Western Australia’s phony gas shortage

by Mark Ogge


Western Australia produces much more gas than the state needs and any fears of a shortage is driven by the industry to increase prices

Multinational gas export giants operating in Western Australia are emulating the successful strategy of their counterparts on the east coast of engineering a gas shortage to drive up prices and create pressure on governments to approve huge new export gas projects.

Western Australia is a vast gas producer. If Western Australia was a country, it would be the third largest liquefied Natural gas (LNG) exporter in the world after the US and Qatar. LNG is simply fossil methane gas cooled to a liquid state so it can by put on ships to be exported.

Almost all the gas produced in Western Australia or off the coast of Western Australia is exported. Any domestic shortage is not only driven by excessive exports but could be solved simply by ensuring these companies supply a sufficient amount the gas resources owned by Australians to Western Australians.

In fact, just requiring these companies to comply with their commitments under Western Australia’s domestic gas reservation policy would easily solve the problem.

A Western Australian parliamentary inquiry has found these gas exporters have supplied just 8% of the 15% of gas they are meant to supply under the domestic gas reservation policy.

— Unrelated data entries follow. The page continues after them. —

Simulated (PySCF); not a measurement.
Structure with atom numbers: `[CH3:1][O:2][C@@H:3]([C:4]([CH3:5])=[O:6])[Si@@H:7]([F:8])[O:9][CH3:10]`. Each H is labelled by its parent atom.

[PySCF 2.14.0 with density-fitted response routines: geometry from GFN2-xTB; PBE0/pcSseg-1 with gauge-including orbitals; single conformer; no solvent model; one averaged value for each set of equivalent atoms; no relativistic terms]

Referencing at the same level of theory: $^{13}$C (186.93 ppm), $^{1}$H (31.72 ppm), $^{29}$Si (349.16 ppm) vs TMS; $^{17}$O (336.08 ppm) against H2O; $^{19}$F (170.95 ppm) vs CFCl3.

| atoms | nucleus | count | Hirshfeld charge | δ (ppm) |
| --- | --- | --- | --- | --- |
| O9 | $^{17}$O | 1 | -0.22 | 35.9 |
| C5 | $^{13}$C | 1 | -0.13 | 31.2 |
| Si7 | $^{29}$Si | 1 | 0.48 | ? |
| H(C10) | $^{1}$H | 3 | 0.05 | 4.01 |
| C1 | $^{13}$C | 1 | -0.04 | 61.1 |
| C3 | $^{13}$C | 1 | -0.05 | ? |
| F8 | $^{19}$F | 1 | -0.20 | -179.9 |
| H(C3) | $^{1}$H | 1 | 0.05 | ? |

Since their commitments started, LNG producers have on average delivered around eight per cent of domestic gas relative to LNG exports; just over half of what is required to be reserved under the WA Domestic Gas Policy.

As shown above almost 90% of the gas produced in Western Australia is either exported or used by the export LNG industry to process gas for export. The LNG industry consumes almost thirty-five times the amount of gas that Western Australians use for electricity generation. These companies use 2.5 times the amount of gas used for electricity generation in WA just running their export terminals, making this by far the single largest use of gas in Western Australia.

Instead of simply supplying the amount of gas they are meant to supply to the Western Australian domestic gas market, these companies deliberately under-supply the Western Australian market, and relentlessly use the threat of a potential gas shortage they themselves are engineering to pressure governments to approve their massive new projects that are almost entirely for export.

There is no need for Western Australia to allow enormous new climate-destroying projects when so much of the gas that is already being produced is being exported—especially since those exports bring so few benefits to Western Australians.

Industry cries of “sovereign risk”—along with threats to leave the state if their new projects are not approved—are ridiculous. Multinational oil and gas companies operating in Western Australia receive most of the gas they export royalty free, and often pay little if any company tax or petroleum resource rent tax (PRRT), despite collectively receiving tens of billions of dollars in revenue every year from selling the gas. Whatever their rhetoric, these companies are on an exceptionally good wicket in WA, and they know it.